I could be accused of "preaching to the choir" if I wrote to American Scientist readers about the profound and burgeoning relevance of science and engineering to global affairs and the domestic and foreign policies of nations. I'm confident you would agree that there should be a substantial presence of science and technology expertise in the Department of State and in foreign ministries. For the United States, regrettably, this has not been the case. Of course Ben Franklin and Thomas Jefferson were first-rate scientist-statesmen, but that was an exceptional era.

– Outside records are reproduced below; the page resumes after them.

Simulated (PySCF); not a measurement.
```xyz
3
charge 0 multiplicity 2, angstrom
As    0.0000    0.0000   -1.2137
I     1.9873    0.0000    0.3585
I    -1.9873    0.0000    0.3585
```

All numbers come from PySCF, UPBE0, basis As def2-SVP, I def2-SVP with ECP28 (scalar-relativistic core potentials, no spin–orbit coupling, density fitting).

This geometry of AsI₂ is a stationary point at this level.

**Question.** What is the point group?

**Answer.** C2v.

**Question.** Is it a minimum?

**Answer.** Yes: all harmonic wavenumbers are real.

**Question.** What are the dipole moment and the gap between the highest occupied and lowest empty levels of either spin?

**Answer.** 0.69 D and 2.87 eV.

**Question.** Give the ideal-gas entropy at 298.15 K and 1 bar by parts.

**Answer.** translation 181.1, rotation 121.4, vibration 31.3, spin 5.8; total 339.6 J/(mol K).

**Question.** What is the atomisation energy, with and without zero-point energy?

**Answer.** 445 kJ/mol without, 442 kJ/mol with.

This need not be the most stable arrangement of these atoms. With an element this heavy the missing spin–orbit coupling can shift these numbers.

During World War II and the Cold War, attention to science and technology at the State Department waxed strongly, and as global environmental challenges heightened in the 1970s Congress created within the department the Bureau of Ocean and International Environmental and Scientific Affairs, which has carried a heavy burden ever since. In the ensuing years, however, competing demands for shrinking congressional appropriations have made deep inroads into the State Department's science and technology resources.
Reacting to mounting concern, partly from within the department and the White House and strongly from leaders in the science and technology community, Secretary Madeleine Albright in 1998 asked the National Research Council (the operating arm of the National Academies) to evaluate the situation and recommend how State could improve its technical capabilities in formulating and implementing foreign policy. The NRC panel was ably chaired by Robert Frosch, a past president of Sigma Xi. The panel's report, entitled "The Pervasive Role of Science, Technology, and Health in Foreign Policy," is available at http://www.nap.edu.
Now, after nearly a year of evaluation and recruitment, State has taken definitive action: As conditions permit, science officers will be placed at key embassies. Recruitment for Foreign Service Officers is being broadened to include scientists and engineers, and training courses at the Foreign Service Institute will give greater emphasis to science and technology issues.
The most important single step is the appointment in September of Norman Neureiter as Science and Technology Advisor to the Secretary. He will serve the needs and opportunities across the Department. Secretary Albright's excellent choice bodes well for the Department and the U.S. Dr. Neureiter, who holds a Ph.D. in chemistry, brings a rich variety of experiences and skills to this demanding and exciting post, having served as a researcher at Exxon and in senior positions at Texas Instruments as well as posts at the National Science Foundation, the U.S. Foreign Service and the White House Office of Science and Technology. He also reads and speaks seven languages!
The scientific community is very fortunate that Norman has interrupted his "retirement" to take the position. Now our job is to support the new effort. First, we need to help the Department more readily access the community's human and knowledge resources. For the members of the community this implies personal actions that include giving scientific advice, steering promising graduates toward Foreign Service and postdoctoral appointments, and accepting temporary assignments. We need to facilitate a functional information network so that those who are responsible for foreign policy can access the best advice possible. Second, as the old saying goes (in reverse): "happiness can't buy money." We need to spread awareness that the deep erosion of financial support for the State Department, unless corrected, will severely hinder its ability to lead in the 21st century.
Congratulations to Bob Frosch and the NRC Panel, many thanks to Secretary Albright for her leadership, and very best wishes to Norman Neureiter. Carpe diem!